I don't think that using in-place modification as a general property would make sense. In-place modification brings in side-effects and that would mean that the order of evaluation can change the result. To get reliable results, the order of evaluation should not be the reason for different results, and thats the reason, why the functional approach is much better for reliable programs. So, in general I would say, this feature is a no-no. In general I would rather discourage in-place modification. For some certain cases it might help... but for such certain cases either such a boolean flag or programming a sparate module in C would make sense. There could also be a global in-place-flag that might be used (via options maybe) but if such a thing would be implemented, the default value should be FALSE. Ciao, Oliver
On Thu, Mar 08, 2012 at 04:21:42PM +0000, William Dunlap wrote:
So you propose an inplace=TRUE/FALSE entry for each argument to each function which may may want to avoid allocating memory? The major problem is that the function writer has no idea what the value of inplace should be, as it depends on how the function gets called. This makes writing reusable functions (hence packages) difficult. Bill Dunlap Spotfire, TIBCO Software wdunlap tibco.com
-----Original Message----- From: oliver [mailto:oliver at first.in-berlin.de] Sent: Thursday, March 08, 2012 7:40 AM To: William Dunlap Cc: R-devel Subject: Re: [Rd] Julia Ah, and you mean if it's an anonymous array it could be reused directly from the args. OK, now I see why you insist on the anonymous data thing. I didn't grasped it even in my last mail. But that somehow also relates to what I wrote about reusing an already existing, named vector. Just the moment of in-place-modification is different. From x <- runif(n) cx <- cos(x) instead of
cx <- cos(x=runif(n)) # no allocation needed, use the input space for the return value
to something like
cx <- runif(n)
cos( cx, inplace=TRUE)
or
cos( runif(n), inplace=TRUE)
This way it would be possible to specify the reusage of the input *explicitly*
(without implicit rules like anonymous vs. named values).
In Pseudo-Code something like that:
if (in_place == TRUE )
{
input_val[idx] = cos( input_val[idx] );
return input_val;
}
else
{
result_val = alloc_vec( LENGTH(input_val), ... );
result_val[idx] = cos( input_val[idx] );
return result_val;
}
Is this matching, what you were looking for?
Ciao,
Oliver
On Thu, Mar 08, 2012 at 02:56:24PM +0100, oliver wrote:
Hi,
ok, thank you for clarifiying what you meant.

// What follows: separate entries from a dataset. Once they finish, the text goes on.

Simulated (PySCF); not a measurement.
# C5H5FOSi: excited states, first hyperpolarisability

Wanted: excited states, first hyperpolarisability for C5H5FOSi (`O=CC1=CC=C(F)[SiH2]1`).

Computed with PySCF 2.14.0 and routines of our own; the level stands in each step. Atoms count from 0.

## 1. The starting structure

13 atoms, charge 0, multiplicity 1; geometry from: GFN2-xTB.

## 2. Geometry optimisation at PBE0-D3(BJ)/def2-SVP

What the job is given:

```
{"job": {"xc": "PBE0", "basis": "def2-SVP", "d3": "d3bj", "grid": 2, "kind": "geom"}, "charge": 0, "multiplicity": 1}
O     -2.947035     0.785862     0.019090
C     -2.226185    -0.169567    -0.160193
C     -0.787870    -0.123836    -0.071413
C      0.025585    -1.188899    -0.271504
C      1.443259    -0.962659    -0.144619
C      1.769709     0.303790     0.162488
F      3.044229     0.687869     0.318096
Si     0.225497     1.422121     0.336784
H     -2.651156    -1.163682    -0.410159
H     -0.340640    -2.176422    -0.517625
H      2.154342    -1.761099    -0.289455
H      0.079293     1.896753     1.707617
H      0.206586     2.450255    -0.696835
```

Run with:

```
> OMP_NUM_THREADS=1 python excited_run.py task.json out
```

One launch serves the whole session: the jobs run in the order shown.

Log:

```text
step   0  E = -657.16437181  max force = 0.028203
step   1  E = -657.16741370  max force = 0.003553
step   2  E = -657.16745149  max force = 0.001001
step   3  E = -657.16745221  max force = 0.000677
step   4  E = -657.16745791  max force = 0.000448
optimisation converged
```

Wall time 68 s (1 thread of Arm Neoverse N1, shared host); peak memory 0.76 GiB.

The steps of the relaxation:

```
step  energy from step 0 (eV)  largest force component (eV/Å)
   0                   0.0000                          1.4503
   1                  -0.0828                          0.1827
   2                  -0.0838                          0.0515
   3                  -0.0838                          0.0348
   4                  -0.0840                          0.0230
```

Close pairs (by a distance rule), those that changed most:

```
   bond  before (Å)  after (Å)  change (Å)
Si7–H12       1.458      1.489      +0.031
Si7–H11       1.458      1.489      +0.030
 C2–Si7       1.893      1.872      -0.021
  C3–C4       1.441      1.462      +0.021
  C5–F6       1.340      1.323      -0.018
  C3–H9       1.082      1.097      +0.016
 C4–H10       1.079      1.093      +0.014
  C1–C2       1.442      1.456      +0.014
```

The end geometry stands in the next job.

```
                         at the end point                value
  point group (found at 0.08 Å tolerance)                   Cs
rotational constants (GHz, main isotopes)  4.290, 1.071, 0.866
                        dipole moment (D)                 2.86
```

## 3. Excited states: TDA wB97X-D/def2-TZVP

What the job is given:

You only referred to the reusage of the args, not of an already
existing vector.
So I overgenerealized your example.
But when looking at your example,
and how I would implement the cos()
I doubt I would use copying the args
before calculating the result.
Just allocate a result-vector, and then place the cos() of the
input-vector into the result vector.
I didn't looked at how it is done in R, but I would guess it's like
that.
In pseudo-Code something like that:
cos_val[idx] = cos( input_val[idx] );
But R also handles complex data with cos() so it will look a bit more
laborious.
What I have seen so far from implementing C-extensions for R is rather
C-ish, and so you have the control on many details. Copying the input
just to read it would not make sense here.
I doubt that R internally is doing that.
Or did you found that in the R-code?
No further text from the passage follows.